But the EU Council draft’s path into law, let alone any indication of a possible ePrivacy Regulation effective date, remains unclear, particularly since strong data privacy voices have already spoken out against it, including Germany’s Federal Data Protection Commissioner Ulrich Kelber, who urges the EU Parliament to seek stronger data privacy provisions for the ePrivacy Regulation in 2021.
One thing seems certain from the new draft ePrivacy Regulation: cookies and trackers on your website will still need the explicit and affirmative consent from users before being used.
In other words, consent is here to stay.
Compliance with Cookiebot CMP
ePrivacy Regulation and cookies
Built around a powerful website scanner that detects and controls all cookies, trackers and trojan horses on your website, our solution automatically obtains the valid consents from your website’s end-users in true compliance with the EU’s GDPR/ePR requirements.
Tailored and highly customizable consent banners provide your users with all legally required information on each cookie, such as technical details, provider, duration and purpose.
With the coming ePrivacy Regulation, cookies and trackers on your website will still need the prior and explicit consent from users to be allowed activated.
Third-party cookies operating through your website’s use of analytics services or social media plugins all need the prior consent from your website’s visitors before being legally allowed to function.
Cookiebot CMP has specialized in handling EU valid cookie consents since 2012 and will keep on protecting user privacy, while making compliance easy and automatic for your website.

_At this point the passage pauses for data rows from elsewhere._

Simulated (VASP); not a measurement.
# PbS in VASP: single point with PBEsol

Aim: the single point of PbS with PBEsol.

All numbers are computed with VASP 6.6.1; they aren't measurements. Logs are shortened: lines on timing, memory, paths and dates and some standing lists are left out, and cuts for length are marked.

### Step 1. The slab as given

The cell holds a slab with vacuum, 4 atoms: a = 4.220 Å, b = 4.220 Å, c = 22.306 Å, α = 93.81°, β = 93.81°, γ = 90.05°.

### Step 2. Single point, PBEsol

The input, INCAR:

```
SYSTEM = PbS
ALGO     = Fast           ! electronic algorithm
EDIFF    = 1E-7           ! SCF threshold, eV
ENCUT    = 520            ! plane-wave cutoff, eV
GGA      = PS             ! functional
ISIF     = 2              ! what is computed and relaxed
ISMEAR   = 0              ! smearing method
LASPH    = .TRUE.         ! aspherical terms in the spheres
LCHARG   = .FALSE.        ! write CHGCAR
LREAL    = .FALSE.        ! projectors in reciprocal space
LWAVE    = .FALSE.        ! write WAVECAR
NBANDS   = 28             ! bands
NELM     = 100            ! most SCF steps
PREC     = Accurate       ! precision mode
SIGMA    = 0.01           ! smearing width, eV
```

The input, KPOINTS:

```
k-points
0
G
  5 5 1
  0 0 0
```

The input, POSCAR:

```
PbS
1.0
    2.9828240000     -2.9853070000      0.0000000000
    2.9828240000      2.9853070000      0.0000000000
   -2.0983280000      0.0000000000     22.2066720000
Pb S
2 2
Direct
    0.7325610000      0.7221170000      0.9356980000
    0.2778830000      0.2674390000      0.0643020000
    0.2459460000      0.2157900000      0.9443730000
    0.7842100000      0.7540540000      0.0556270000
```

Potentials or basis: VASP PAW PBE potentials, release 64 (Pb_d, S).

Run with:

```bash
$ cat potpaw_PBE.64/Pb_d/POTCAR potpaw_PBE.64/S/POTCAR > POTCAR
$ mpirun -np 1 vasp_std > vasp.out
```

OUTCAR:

We also enable compliance for your website with a range of other data privacy laws around the world, including UK’s GDPR, California’s CCPA, Canada’s PIPEDA, South Africa’s POPIA, New Zealand’s Privacy Act and many others.
ePrivacy Regulation 2021, in detail
ePrivacy, cookies and timeline
Let’s break down the new ePrivacy Regulation 2021 draft from the EU Council in detail and look at how it’s different from the GDPR, and when it might take effect.
What is the difference between ePrivacy Regulation and the GDPR?
The EU’s General Data Protection Regulation (GDPR) protects the personal data of individuals inside the EU, while the ePrivacy Regulation 2021 will protect the privacy of electronic communication from individuals inside the EU – particularizing and specifying the GDPR (and its standards of consent) to the sector of communication via technologies such as Facebook, email, and text messages, among others.
The ePrivacy Regulation 2021 is a lex specialis to the General Data Protection Regulation (GDPR) lex generalis, meaning that it complements the GDPR with rules that apply specifically to the electronic communications sector.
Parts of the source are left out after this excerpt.